Robert Darch came to visit us during our Spring Term, he studied photography at university and graduated with a MA from Plymouth, coming out with 2 projects.

The first project was one called Vale, outside Exeter in the valley, focusing on the still dawn of the hot summer mornings. The projects comes from the photos, not before as he went off taking photos aimlessly, just for pleasure. It took awhile for him to conceptualise his own images and come up with an idea for the work. Dealing with the sublime, he started to create a sense of place, finding elements that began to fit in. The river became essential to the work. Metaphorically the river became about how his life was flowing, from one end to another. It was about finding his feet again as a photographer.

He was taught by Jem Southam during his MA. Jem’s work was in Winter, his was in the Summer, he liked the juxtaposition of this.

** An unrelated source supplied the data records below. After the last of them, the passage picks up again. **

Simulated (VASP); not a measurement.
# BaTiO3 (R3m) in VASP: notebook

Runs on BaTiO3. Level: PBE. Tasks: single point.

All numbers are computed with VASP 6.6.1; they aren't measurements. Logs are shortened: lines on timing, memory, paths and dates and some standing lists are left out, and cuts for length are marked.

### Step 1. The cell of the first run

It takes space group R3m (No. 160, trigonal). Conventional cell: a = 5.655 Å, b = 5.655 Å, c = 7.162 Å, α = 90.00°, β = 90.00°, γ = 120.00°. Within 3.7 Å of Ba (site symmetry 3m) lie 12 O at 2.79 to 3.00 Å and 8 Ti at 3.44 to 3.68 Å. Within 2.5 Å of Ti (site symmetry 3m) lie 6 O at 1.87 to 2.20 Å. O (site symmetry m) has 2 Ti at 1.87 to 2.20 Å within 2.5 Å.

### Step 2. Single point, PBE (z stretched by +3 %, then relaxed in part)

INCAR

Signs and luck, he doesn’t feel like a lucky person but his photos are considered lucky by him, and that you create your own luck when you photograph. A lot of the images he produced would end up being lucky, and being wonderful images.

His friend was a film maker filming in similar locations to where he was photographing, so they teamed up and went to this interesting house in the valley. It began to fit into his interests, gothic, religion, Americana, space. The house was to be sold on an auction, and there was only one person still living in there. Lots of photos were shot in the house, but only 6/7 made it into the final edit. There are a lot of layers to his work, so he said that different people will pick up different things within the work. This house reminded him of films that he loved as a child such as ‘Stand By Me’. They house that the valley was in, also had the same river that he was photographing, he walked 15 miles of the river with a group of friends, they would swim and capture lots of wonderful summery moments with his camera. He also described himself as a frustrated filmmaker, he wanted to make films but needed to be in control and also did not work too well with people.

He didn’t construct the situation, everything was natural and how it happened. No staging. He used ‘beautiful, photogenic’ people to compliment the landscape. Facial expressions bringing in anxiety and awe and getting lost in the landscape.

Macula collective - Vale is about nature and youth. The people in macula became part of the work.

Soon he moved onto another piece of work called ‘The Moor,’ based on Dartmoor. e as always had an interest, a fascination with Dartmoor. Started off with landscape photos and the idea began to develop with the work. Started to create his own narrative, own place. He wanted it to be slightly documentary.

Are they fiction or are they still from a film that we will never see? No real explanation why the people are there in his images. We inhabit the space as the viewer and everything feels perfectly natural again. This series is over the winter so comes across very bleak and plays with different light. The images try to feel otherworldly. He started off making very documentary images, quickly made the jump from this to ‘film stills’ using very interesting characters. A lto of his inspiration came from William Eggleston. The Project started off black and white and turns into colour through the project.

The Moor was fiction. No eye contact with the camera. There’s no engagement between the characters and us creating this sense of distance. The sun was worshiped here long ago by pagans. Brought in an element of this through the use of fiction.

Out of all of the guest lectures that we had this year, this one for me was the most intriguing and one that I took the most away from, possibly because I was able to relate to the work a lot more than any of the others. The idea of nature and location feeds into all of my work and I am able to take away all the different ways that Robert photographed.